NOTE 3 -- Investment Securities Transactions

     Purchases of investment securities, other than U.S. Government obligations
and short-term securities, aggregated $187,884,122 while proceeds from
maturities and sales aggregated $208,248,411.  Purchases of short-term and U.S.
Government securities aggregated $657,871,608 and $68,332,813, respectively.
Proceeds from maturities and sales of short-term and U.S. Government securities
aggregated $702,482,915 and $2,069,815, respectively.

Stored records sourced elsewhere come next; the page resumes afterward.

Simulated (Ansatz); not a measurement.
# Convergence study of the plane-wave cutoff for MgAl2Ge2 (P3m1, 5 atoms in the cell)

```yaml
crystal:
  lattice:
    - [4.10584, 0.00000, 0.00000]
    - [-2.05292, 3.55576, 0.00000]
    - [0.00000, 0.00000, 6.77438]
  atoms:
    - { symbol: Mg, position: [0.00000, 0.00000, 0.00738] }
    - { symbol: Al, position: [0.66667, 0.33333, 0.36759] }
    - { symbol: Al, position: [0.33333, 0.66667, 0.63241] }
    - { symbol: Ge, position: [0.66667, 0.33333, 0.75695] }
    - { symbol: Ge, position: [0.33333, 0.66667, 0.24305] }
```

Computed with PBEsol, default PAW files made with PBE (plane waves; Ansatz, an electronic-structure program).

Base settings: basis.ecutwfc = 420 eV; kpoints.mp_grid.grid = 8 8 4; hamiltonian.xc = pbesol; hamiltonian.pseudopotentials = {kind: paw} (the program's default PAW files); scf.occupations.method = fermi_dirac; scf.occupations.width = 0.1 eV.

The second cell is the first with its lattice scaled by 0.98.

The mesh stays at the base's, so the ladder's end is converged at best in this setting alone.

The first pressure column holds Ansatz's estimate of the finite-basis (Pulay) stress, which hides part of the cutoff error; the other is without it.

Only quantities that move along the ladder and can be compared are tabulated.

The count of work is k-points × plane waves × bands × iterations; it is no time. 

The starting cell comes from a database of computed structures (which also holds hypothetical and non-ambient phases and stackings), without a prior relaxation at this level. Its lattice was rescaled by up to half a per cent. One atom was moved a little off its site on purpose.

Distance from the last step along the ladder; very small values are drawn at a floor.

     For Federal income tax purposes, cost of investments owned at June 30, 1995
was $453,343,325, resulting in net unrealized appreciation of $74,646,578, of
which $79,668,684 related to appreciated securities and $5,022,106 related to
depreciated securities.

NOTE 4 -- Federal Income Tax Matters

     For Federal income tax purposes, the Fund realized capital gain net income
of $29,080,227 during its fiscal year ended June 30, 1995, of which a portion
was paid to shareholders during the period ended June 30, 1995.  Remaining
capital gain net income will be distributed to Fund shareholders.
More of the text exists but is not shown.